Environment Canada’s Dr. Alex Bielak writes about a workshop at the Canadian Science Writers’ Association annual conference called “Social media, privacy issues and other public institution challenges in the digital age.”
In the splendidly appropriate setting of the Ottawa-based Canada Science and Technology Museum a large number of delegates turned up for the first day of the Canadian Science Writers’ Association’s (CSWA) annual conference.
The first plenary panel was on “Social media, privacy issues and other public institution challenges in the digital age” and several speakers showcased the innovative approaches they are taking in promoting their agencies’ science agendas online, largely to the public.
Celebrating its 10th anniversary, the Canadian Institutes of Health Research is clearly a leader in the field. Government departments in Canada are also beginning to explore the opportunities and pitfalls of Web 2.0, particularly given official language considerations.

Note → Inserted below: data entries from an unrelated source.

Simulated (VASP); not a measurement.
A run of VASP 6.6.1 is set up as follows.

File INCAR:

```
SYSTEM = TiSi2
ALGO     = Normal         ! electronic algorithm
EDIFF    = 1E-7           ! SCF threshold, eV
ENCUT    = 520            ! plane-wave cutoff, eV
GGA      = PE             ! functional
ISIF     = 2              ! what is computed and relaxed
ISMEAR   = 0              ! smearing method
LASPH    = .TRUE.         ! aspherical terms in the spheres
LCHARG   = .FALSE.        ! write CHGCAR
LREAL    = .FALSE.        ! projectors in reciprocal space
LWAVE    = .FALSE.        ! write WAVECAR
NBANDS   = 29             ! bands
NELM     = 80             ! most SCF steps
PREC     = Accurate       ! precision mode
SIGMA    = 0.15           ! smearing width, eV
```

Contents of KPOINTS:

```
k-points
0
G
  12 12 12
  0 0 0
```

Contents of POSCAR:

Parks Canada is getting information to and consulting their clients using Facebook and Twitter. With strong support from their deputy minister, Natural Resources Canada is one of the first government agencies that has learned to use social media for communicating within the department: internal tools like “NRTube”, wikis and a Twitter feed have generated considerable use without any apparent problems for the bureaucracy.
What struck several conference attendees is that, at this stage, external use of social media in government appears to be predominantly focused on getting out official departmental messages, and not yet on encouraging civil servants to engage in discussion and communication with their peers or the public. What a missed opportunity.
Among the presenters at the session was a woman who described herself as the senior “wikignome” at Natural Resources Canada (a wikignome is someone who make “useful incremental edits” to collective encyclopedia Wikipedia). That prompted moderator Peter Calamai, a venerable Canadian science journalism icon and co-founder of the almost 40-year-old CSWA, to wonder out loud what a collective of wikignomes might look like.
On the spot he offered a yet-to-be-determined fabulous prize to the person who came up with the best definition. The results were announced during the CSWA Science in Society Awards Banquet held in the Museum’s eponymous locomotive hall.
A “garden of wikignomes’ drew laughter. Other suggestions included: “a Gee-gnome,” “a gnomenculture,” and “a gnowledge.” The winner was declared to be “a gnomencluster” and CSWA president Kathryn O’Hara suggested that a new CSWA tradition, the annual Science Communication Definition Contest, had been born.
Dr. Alex Bielak leads the knowledge translation and brokering activities of Environment Canada’s Science and Technology Liaison Division, and stepped down a year ago after a long stint as Board Member of the Canadian Science Writers’ Association.